OLYMPIA — Climate-change legislation to encourage farmers to shrink their carbon footprint is running into opposition from farm groups.
Advocated by Seattle-based Carbon Washington, Senate Bill 5947 would award grants to farmers to convert to lower-emission equipment and adopt cultivation practices that store carbon in the ground.
Carbon Washington developed the policy without consulting farm groups, which argue a new program could detract from ongoing efforts to conserve land while maintaining food and fiber production.
Farm groups have suggested Carbon Washington’s proposal be studied over the next year. Carbon Washington policy chairman Greg Rock said Monday he opposes delaying action.
“The studies are in. We’re a climate-action organization. We’re not a climate-study organization,” he said.

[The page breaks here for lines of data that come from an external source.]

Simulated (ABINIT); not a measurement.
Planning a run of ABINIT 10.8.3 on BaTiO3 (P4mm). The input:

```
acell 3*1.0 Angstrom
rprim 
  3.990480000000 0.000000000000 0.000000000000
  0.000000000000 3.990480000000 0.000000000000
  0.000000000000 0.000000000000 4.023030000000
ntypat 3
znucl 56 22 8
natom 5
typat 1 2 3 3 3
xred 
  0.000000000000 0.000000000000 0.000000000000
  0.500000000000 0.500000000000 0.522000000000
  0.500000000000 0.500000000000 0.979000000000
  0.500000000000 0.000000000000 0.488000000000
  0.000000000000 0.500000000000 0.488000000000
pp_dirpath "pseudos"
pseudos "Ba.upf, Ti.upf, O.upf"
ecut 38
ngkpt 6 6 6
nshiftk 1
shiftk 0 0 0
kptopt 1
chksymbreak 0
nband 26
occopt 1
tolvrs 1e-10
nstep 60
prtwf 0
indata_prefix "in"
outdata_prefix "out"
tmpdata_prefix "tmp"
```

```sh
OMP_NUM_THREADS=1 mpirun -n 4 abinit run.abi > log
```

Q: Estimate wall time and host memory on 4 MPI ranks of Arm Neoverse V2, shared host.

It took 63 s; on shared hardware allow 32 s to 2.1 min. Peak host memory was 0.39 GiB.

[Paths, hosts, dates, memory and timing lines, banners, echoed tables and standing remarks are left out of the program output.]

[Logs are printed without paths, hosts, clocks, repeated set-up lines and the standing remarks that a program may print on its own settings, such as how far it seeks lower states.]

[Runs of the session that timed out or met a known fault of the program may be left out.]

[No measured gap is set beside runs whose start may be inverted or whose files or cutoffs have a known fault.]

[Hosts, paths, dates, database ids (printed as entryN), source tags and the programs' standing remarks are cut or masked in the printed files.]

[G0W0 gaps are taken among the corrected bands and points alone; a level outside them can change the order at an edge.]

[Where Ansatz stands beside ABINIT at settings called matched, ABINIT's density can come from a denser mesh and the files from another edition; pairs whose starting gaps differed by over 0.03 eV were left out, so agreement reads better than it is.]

SB 5947 was introduced more than a month into this year’s session. It moved quickly through committees and passed the Senate on a 32-15 vote March 6. Four Republicans joined Democrats in voting yes. The bill has been sent to the House Agriculture and Natural Resource Committee.
The bill directs the state Department of Agriculture to consult with Washington State University and the Washington State Conservation Commission to draw up a program to fund carbon-cutting agricultural projects.
The bill doesn’t specify how much money would be available — that would be decided by budget writers. WSU and several state agencies would be involved in setting up and running the program. Over two years, the government’s administrative costs would total more than $900,000, according to a fiscal analysis of the bill.
Washington Farm Bureau director of government relations Tom Davis said there already are several similar conservation programs, such as the Voluntary Stewardship Program.
“There has been no input in the design of this bill from anyone in the ag industry,” Davis said Tuesday.
“It’s a distraction from other existing programs,” he said. “There are only so many small pots available for conservation programs.”
Carbon Washington sponsored a 2016 ballot measure that would have imposed a carbon tax offset by cutting other taxes. Some environmental groups opposed the initiative because of the tax cuts. It failed.
“Our uniqueness is that we are very focused on bipartisan climate-change action,” Rock said. “We thought that maybe this was a way to engage (the agricultural) community.”
The Washington Association of Conservation Districts endorsed the legislation. The bill initially attracted bipartisan support and some interest from farm groups. The support and interest may be waning.
The top-ranking Republican on the Senate agriculture committee, Judy Warnick of Moses Lake, co-sponsored the bill and voted for it, but said her support was “tepid.”
If the House amends the bill and passes it, it will come back to the Senate. Warnick said she wants to make sure a final bill doesn’t undercut what conservation districts are already doing. “I don’t want to see those very successful programs lose out to a new one,” she said.
The bill holds out the possibility of money for measures such as no-till or low-till farming, and planting trees and cover crops. It does not set goals for reducing carbon emissions. Rock said the program would allow farmers to innovate and experiment.
Washington State Dairy Federation policy director Jay Gordon said he was concerned about unintended consequences, such as idling farmland.
“You just have to be careful with this,” he said. “This bill, as much as any bill I’ve seen, merits an interim discussion.”